UK mortgage rates rise for the first time in 8 months
Average mortgage rates have risen for the first time since February as concern grows over the upcoming Budget, set to be presented by Rachel Reeves on Wednesday 26 November.
This is according to data from Moneyfacts UK, which found that overall average to-and five-year fixed mortgage rates rose month-on-month to 4.98% and 5.02% respectively.
The last time a month-on-month rise in mortgage rates was recorded was in February 2025. The average shelf-life of a mortgage has also increased to 22 days, up from 17 days the previous month.
Most mortgage customers have fixed-rate deals, where the interest rate on the mortgage does not change until a fixed period expires.
At the end of the fixed-rate deal period, which is usually two or five years, a new mortgage rate is chosen to replace the previous fixed rate.
While mortage rates increasing is bad news for borrowers, including first-time buyers, rates have improved significantly since the same time two years ago, where the average two-year fixed rate was 6.47%.
“Borrowers may well be disappointed to see fixed mortgage rates on the rise,” said Moneyfacts finance expert Rachel Springall.

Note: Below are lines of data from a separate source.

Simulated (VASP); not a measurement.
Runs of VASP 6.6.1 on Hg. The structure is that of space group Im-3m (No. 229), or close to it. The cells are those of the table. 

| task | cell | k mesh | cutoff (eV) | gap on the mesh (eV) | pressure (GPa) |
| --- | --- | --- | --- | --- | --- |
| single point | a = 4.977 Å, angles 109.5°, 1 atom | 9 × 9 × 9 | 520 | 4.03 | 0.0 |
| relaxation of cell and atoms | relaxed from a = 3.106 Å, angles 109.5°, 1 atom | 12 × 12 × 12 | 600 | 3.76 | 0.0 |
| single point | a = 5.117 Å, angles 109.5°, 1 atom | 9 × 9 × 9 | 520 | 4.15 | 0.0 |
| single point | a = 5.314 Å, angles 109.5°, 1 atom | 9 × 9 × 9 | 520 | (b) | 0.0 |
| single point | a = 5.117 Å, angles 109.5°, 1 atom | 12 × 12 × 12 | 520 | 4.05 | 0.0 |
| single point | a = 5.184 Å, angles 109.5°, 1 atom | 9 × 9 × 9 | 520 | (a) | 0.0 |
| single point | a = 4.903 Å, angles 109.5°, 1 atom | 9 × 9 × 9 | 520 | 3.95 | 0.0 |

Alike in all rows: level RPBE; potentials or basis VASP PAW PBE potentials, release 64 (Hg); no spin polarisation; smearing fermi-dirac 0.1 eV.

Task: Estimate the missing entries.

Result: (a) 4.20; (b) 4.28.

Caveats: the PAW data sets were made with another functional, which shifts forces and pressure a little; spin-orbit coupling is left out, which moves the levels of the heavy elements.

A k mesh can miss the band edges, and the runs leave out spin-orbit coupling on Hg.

“Volatile swap rates and a cautionary approach among lenders have led to an abrupt halt in consecutive monthly average rate falls.”
“There may be little margin of rate movement from lenders in the coming weeks, prolonging the subdued sentiment. Inflation is expected to peak at 4%, which would then be double the desired 2% target, so any imminent base rate cuts by the Bank of England seem unlikely,” Springall added.
“The repercussions of rising fixed rates and subdued sentiment stifle the Government’s push for lenders to do more to boost UK growth. However, even with a slight dip in product choice across the mortgage spectrum, the combined quantity of deals available to borrowers with a 5% or 10% deposit or equity stands at a 17-year high.”